Mr. Willis. The Republican rumpus was really an explosion--the bursting of the Willis candidacy, which all along had reminded observers of the bullfrog who thought he could blow himself up to be a bull.

When the Hoover campaign entered Ohio last fortnight to take away from Candidate Willis some of the nucleus of delegates from which he had hoped to sprout a tail-end nomination like President Harding's, Candidate Willis blustered: "Personally, I have no fear of the results." He knew he was being laughed at in urbane Cincinnati, but he felt sure that, as champion orator of the Anti-Saloon League and loyal defender of the "Ohio Gang," he could count on Ohio's farmers, small-townsmen and patronage-seekers, and on big, semidry, well-organized Cleveland. His campaign manager, Col. Carmi Thompson of Cleveland, was thought to have thrilled upper Ohio, if not the whole continent, by announcing that the Willis Will-to-Win was "a pulsing, throbbing movement that is hourly gaining force throughout the country."
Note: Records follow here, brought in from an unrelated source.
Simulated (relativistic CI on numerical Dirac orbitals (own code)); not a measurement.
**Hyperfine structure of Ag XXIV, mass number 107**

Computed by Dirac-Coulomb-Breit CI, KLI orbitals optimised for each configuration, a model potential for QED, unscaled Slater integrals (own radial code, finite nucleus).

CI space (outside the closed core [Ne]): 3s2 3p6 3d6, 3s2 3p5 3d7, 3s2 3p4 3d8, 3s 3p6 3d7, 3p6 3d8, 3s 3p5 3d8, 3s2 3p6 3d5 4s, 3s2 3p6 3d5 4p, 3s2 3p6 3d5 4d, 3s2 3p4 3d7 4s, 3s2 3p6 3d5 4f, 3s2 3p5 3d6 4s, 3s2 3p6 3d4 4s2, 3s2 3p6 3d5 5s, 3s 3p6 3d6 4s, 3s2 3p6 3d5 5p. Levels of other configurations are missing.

But the man whose privilege and duty it was to notify Candidate Willis how Cleveland felt, was not throaty Col. Thompson. It was a quiet, bald, astute, elderly person named Maurice Maschke, who for years, in his panelled study on the heights near Cleveland, has manipulated the clumsy fellows down in the city who call themselves politicians. Mr. Maschke is Ohio's National Republican Committeeman. When he wants to see the seeker or holder of an office, he is not above paying a call downtown, downstate or even down in Washington. In 1908, when Theodore E. Burton (now a Representative) was unexpectedly elected to the Senate, it was Maurice Maschke who did most of the "leg-work," but so quietly that none realized his power until the votes were counted.

When Maurice Maschke does not want to see some one, he just dictates a letter. Mr. Maschke dictated to Candidate Willis: ". . . All men who expect to be nominated for office on the Republican ticket here this fall, and the organization, almost to a unit, believe that our local political interests can best be advanced through nominating Mr. Hoover. . . ."

Mr. Maschke went to his club for a game of cards. In Washington, Candidate Willis heaved with indignation. ". . . In view of understandings which we have had," he wrote to Mr. Maschke, "and what

I supposed to be definite assurance of your support . . . etc., etc." Candidate Willis professed not to understand that Mr. Maschke had politely dropped him. Mr. Maschke elucidated: "Senator Willis' attitude has changed completely since he first talked with me on this matter in my home in November. At that time he said he wanted the compliment of being Ohio's candidate. . . . Since then he has taken the position that none of his delegates can vote for anyone else. . . ."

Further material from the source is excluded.